Farmers irrigating near the Odessa Subarea in Eastern Washington must weigh the costs of connecting their farms to receive water from the Columbia River in the face of a declining aquifer.
The East Columbia Irrigation District is contacting landowners to begin development of layout for pipeline systems.
The district hopes to have preliminary designs of pipeline systems to connect to the East Low Canal in January 2014, said Mike Schwisow, director of government affairs for the Columbia Basin Development League, following the league’s annual meeting.
The development league will next look for funding to complete expansion of the East Low Canal, Schwisow said. The state Legislature made a $31.7 million appropriation to develop infrastructure on the Columbia Basin Project, which will go toward widening 43 miles of the canal, and building five siphons and road crossings.
The plan is to use state funds to get as far as possible for the next two years, Schwisow said, running construction during the off-season.
Retired Washington State University agriculture and natural resource economist Walt Butcher said the proposed effort to expand the Columbia Basin Project does nothing to resolve the declining groundwater in the area.
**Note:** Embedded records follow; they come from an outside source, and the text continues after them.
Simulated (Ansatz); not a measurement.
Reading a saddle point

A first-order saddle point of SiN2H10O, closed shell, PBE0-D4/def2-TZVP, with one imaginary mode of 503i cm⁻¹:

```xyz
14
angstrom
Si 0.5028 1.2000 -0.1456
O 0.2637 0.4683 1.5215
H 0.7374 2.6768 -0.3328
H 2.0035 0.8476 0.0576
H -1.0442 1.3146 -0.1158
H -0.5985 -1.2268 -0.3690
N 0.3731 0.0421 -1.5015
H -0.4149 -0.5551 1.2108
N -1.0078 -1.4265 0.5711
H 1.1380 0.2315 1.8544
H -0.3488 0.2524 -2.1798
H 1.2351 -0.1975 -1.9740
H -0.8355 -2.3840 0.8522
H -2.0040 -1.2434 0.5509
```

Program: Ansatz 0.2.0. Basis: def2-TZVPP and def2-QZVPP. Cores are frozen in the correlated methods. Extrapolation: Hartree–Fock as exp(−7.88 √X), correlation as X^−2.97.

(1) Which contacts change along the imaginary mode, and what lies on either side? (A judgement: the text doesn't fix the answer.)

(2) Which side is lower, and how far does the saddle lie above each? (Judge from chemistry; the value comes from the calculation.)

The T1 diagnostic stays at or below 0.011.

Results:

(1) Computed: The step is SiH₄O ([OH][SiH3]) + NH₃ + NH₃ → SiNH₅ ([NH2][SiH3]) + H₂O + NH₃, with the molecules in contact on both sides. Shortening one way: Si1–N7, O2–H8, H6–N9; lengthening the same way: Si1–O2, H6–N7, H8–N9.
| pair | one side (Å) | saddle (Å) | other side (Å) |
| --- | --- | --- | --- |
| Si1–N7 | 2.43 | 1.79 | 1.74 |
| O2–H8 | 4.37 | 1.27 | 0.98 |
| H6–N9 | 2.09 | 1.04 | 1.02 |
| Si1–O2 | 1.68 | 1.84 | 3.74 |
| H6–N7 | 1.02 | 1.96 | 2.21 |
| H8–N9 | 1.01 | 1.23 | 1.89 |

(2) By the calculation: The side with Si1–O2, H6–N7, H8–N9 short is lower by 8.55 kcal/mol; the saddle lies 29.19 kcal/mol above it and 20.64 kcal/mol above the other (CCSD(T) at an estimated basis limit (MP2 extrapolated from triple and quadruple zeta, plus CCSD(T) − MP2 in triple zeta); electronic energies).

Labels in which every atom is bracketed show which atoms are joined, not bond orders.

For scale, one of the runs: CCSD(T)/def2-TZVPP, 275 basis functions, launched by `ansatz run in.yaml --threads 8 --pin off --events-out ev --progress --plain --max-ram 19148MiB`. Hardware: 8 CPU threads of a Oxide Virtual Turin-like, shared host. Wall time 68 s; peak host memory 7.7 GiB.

Irrigators and municipalities dependent on the aquifer should meet with Ecology and the Columbia Basin Groundwater Management Area and work out a way to manage the aquifer to use the remaining water in the best possible way, Butcher said.
There are ways to meet the needs of municipalities and supply water for high-value crop production for another 20 to 30 years, by targeting where to continue pumping and where to shut it down, he said.
Butcher said farmers irrigating have indicated in surveys that they’re willing to spend about $3,000 per acre to connect to the project. Bureau of Reclamation studies estimate an average of $12,000 per acre, Butcher said, while the Columbia Snake River Irrigators Association estimates costs range from $2,000 an acre to $10,000 for those farmers furthest from the canal.
“It’s up to the farmer whether they want to come into the deal or not,” Butcher said. “Those that it would cost $10,000 an acre for them to hook up to the canal are not going to be interested in signing up.”
He said the size of the project would either have to be reduced to serve those farmers fairly close to the canal, or the state would have to subsidize those farmers who are further away with higher costs.
Schwisow said the real test of whether a project makes sense is whether landowners believe the cost is a good deal and meets their need for a water supply.
The project was intended to address the aquifer problem on a limited basis to maintain the current irrigated base, Schwisow said.
“It’s a real-world test, it’s not an economic theoretical test based on a rigid, structured formula,” he said. “The aquifer is being depleted because the project development didn’t continue. You can draw your own conclusions about that.”